On Wednesday, he got good news.
Gene's Restaurant in the West Village was close to bankruptcy, not able to have outdoor dining because of eight Citi Bike docking stations that blocked their access to the street out front.
But after 7 On Your Side advocated for the landmark restaurant -- a cause that was joined by actress Sarah Jessica Parker -- Mayor Bill de Blasio announced changes that would immediately help save the business.
De Blasio announced the city would be removing 20 bike docking stations by end of the week to accommodate Gene's and an adjacent restaurant.
The bikes will be moved to the end of the street and will remain there until October 31, when outdoor dining changes are slated to end.
When Parker, a longtime patron of Gene's, shared the 7 On Your Side story last week on her Instagram account, her post was liked almost 40,000 times.
"I think we are seeing it's the small business and the restaurants that really identify our special place in New York, and we want to make sure that we are supportive and see our city return to its vibrant, dazzling self," Parker said. "So thank you Nina, thank you 7 On Your Side, and I'm sure that we will, because of your advocacy and cooperation, we will see things return to a memory we all want to relive."
Also in the next week, the city will evaluate whether Gene's block will be added to its Open Restaurants on Open Streets initiative. If that happens, the city would close the block on weekends in order to enable the restaurant to have additional outdoor seating in the street.
Officials said the city wants to be clear that their rules prohibiting the removal of docking stations still stands, but this was a decision made regarding this restaurant's individual case.
"With the seating in the street, I could put about four more tables there, and that's the equivalent of a station," owner David Ramirez said. "That would mean I could actually hire somebody back."
His dad started as a waiter at Gene's after emigrating from Spain. He then bought the place in 1979.
"This is the American Dream for my family," Ramirez said.
7 On Your Side flagged Lyft, which owns Citi Bike, the City Council and the DOT, and sent them Gene's Restaurant's diagram for proposed socially distant seating, along with photos of the obstruction.

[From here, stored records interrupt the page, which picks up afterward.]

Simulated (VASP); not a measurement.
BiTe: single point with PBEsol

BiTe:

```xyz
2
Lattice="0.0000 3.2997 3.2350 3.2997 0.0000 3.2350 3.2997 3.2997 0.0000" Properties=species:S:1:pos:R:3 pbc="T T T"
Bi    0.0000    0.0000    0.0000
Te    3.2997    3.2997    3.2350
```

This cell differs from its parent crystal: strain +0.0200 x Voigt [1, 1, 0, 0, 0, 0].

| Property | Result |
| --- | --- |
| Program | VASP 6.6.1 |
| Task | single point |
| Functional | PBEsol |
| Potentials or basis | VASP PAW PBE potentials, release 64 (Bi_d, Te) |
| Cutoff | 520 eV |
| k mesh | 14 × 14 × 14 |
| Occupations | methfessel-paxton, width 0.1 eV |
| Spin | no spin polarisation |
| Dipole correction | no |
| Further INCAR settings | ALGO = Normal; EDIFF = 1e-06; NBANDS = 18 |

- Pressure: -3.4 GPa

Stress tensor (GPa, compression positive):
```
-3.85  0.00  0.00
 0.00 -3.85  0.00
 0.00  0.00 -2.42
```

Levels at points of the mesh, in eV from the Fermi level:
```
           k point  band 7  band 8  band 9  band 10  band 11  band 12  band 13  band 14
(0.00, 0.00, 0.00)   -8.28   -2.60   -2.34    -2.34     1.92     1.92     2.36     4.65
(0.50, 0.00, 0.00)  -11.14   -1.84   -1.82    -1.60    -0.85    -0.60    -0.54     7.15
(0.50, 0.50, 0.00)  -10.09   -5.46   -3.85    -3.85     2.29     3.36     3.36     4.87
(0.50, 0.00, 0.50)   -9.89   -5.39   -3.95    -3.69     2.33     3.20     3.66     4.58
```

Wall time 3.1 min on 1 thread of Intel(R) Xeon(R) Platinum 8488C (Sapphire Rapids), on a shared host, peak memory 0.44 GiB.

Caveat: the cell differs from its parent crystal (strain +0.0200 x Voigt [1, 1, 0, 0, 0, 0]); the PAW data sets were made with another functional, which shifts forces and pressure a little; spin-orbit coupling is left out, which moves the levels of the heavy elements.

Councilman Corey Johnson at the time vowed to keep working with the DOT to find a workable solution.
"Our small businesses are hurting right now, and the city should be doing everything we can to help," Johnson said. "Outdoor dining is a lifeline to the small businesses we love and want to see survive, and we should be willing to get creative to make it work for as many restaurants as possible."
City Hall official Mitchell Schwartz said New York City has received over 8,200 Open Restaurants participants in under a month.